MCCTA Prepares for Another Exciting Semester of Productions

By Sarah Lynch

The commencement of the spring semester ushers in a new season for Marist College Club Theatre Arts (MCCTA), brimming with an eclectic selection of productions. As the club makes its foray into the new year, its first production will transport audiences back in time to the Golden Era of musical theatre. Co-produced by MCCTA and the Academic Theatre Program, the upcoming production of “Anything Goes” will run from Feb. 21 to Feb. 25 (Feb. 21-23 at 8 p.m.; Feb. 24-25, 2 p.m.), officially launching the club’s spring slate of programs.

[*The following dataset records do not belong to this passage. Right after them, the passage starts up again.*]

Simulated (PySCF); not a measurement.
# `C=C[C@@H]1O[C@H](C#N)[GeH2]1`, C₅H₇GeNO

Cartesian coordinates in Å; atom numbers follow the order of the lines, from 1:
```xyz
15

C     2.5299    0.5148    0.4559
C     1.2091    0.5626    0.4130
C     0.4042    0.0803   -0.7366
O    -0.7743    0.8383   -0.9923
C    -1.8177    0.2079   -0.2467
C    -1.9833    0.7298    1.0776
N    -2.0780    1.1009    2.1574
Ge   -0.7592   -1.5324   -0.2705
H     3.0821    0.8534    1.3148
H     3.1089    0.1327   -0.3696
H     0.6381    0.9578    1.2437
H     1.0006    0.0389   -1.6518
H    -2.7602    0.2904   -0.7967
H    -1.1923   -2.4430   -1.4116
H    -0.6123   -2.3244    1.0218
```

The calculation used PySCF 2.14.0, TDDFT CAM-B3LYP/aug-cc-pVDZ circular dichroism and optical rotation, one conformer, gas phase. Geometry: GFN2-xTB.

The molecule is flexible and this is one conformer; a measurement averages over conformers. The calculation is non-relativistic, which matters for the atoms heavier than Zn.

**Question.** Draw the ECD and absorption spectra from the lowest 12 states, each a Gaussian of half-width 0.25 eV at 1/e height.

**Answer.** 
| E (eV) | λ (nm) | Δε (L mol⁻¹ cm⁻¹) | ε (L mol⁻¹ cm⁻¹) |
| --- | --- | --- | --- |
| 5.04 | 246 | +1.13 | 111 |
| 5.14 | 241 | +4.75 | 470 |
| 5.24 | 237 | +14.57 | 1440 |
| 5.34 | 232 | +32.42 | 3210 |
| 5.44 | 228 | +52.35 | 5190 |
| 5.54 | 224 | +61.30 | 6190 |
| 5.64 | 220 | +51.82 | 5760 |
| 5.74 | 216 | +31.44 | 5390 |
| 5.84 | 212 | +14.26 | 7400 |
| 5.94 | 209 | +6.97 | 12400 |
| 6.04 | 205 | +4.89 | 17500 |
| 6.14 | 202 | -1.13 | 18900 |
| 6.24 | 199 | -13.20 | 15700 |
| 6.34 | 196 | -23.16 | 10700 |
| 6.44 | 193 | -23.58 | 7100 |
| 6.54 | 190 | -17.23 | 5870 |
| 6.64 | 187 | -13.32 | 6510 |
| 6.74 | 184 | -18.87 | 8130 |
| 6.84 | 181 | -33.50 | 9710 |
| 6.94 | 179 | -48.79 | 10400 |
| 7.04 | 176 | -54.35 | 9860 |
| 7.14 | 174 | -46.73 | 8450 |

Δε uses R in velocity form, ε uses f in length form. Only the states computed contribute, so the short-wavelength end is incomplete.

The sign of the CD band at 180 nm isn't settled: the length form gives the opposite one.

The 1934 musical “Anything Goes” follows adventures of Evangelist and nightclub singer Reno Sweeney aboard the S.S. American. She connects with old friend and stowaway Billy Crocker as he endeavors to win the love of Hope Harcourt, who happens to be engaged to the wealthy Lord Evelyn Oakleigh. The antics of Public Enemy #13, Moonface Martin, and his girlfriend Bonnie, add to the cruise’s mayhem and excitement. The Nelly Goletti Theatre will come alive with the toe-tapping music of Cole Porter, with classic tunes such as “You’re the Top” and “I Get a Kick Out of You.”

 The Nelly Goletti Theatre. 

The Nelly Goletti Theatre. 

Director and MCCTA Faculty Adviser Matt Andrews began directing campus productions at Marist College in 2001 with “Anything Goes,” and has since directed 16 shows at the college.

“We have not done a true Golden Era musical – the Golden Age of musical theatre is 1927 to 1968 – in a long time, at least five or six years and not since the theatre program has been working with the club on it,” Andrews said.

Andrews, along with a team of designers, a choreographer, and a musical director, have worked to develop a vision for the musical.

“The beauty of this play, the highlight and the strength of this play, is its score and its dancing,” Andrews said. Anything Goes is musical director Dan Koch’s first musical at Marist College, while choreographer Luis Perez is in his third year working with the department.

In her third and final musical at Marist, senior Julia DiMarzo will take on the show’s leading role as Reno Sweeney. She said this production of “Anything Goes” feels like “the culmination” of her theatre experience.

“I’ve always love doing theatre, and it’s actually one of the reasons I transferred to Marist,” DiMarzo said. “It’s a great show with great music, and a talented cast.”

DiMarzo also hopes that the show will spark student interest in MCCTA and encourage more students to make the most of the options the department offers.

 Students working on a production. 

Students working on a production. 

MCCTA President and senior Gabriela Morris said the productions scheduled for the remainder of the semester are incredibly student-driven. The “Me Too Monologues,” which will take place from April 12 to April 14 at 8 p.m., began three years ago and provide opportunities for anyone in the Marist community, not just students, to submit anonymous pieces to be performed, directed, and produced by club members. “The Dining Room” by A.R. Gurney will be performed from March 23 to March 24 at 8 p.m. and March 25 at 2 p.m., and this experimental play will also be student run. In April, “Festival” presents student-written plays. The winner of “Festival” will receive a memorial scholarship, Morris said. 

Like DiMarzo, this spring also concludes Morris’ time in MCCTA, but she is especially excited about bringing this semester’s upcoming events to fruition.

“I’m very excited. It’s been such a pleasure to serve as president. We have so many cool shows coming up, starting with this huge musical,” Morris said. “It’s really incredible that we can pull this big show off and also produce student-run shows. We really run the full gamut of theatre opportunities, which sets us apart from other schools.”

Students, faculty, family, friends and more can gather in the Nelly Goletti for the official kick-off of MCCTA’s spring schedule with “Anything Goes,” experience a taste of theatre at Marist and find respite in the entertainment it provides. 

“With a show like Anything Goes, if you’re tired of studying, you’re tired with work, come here for two hours and 10 minutes, and have fun,” Andrews said.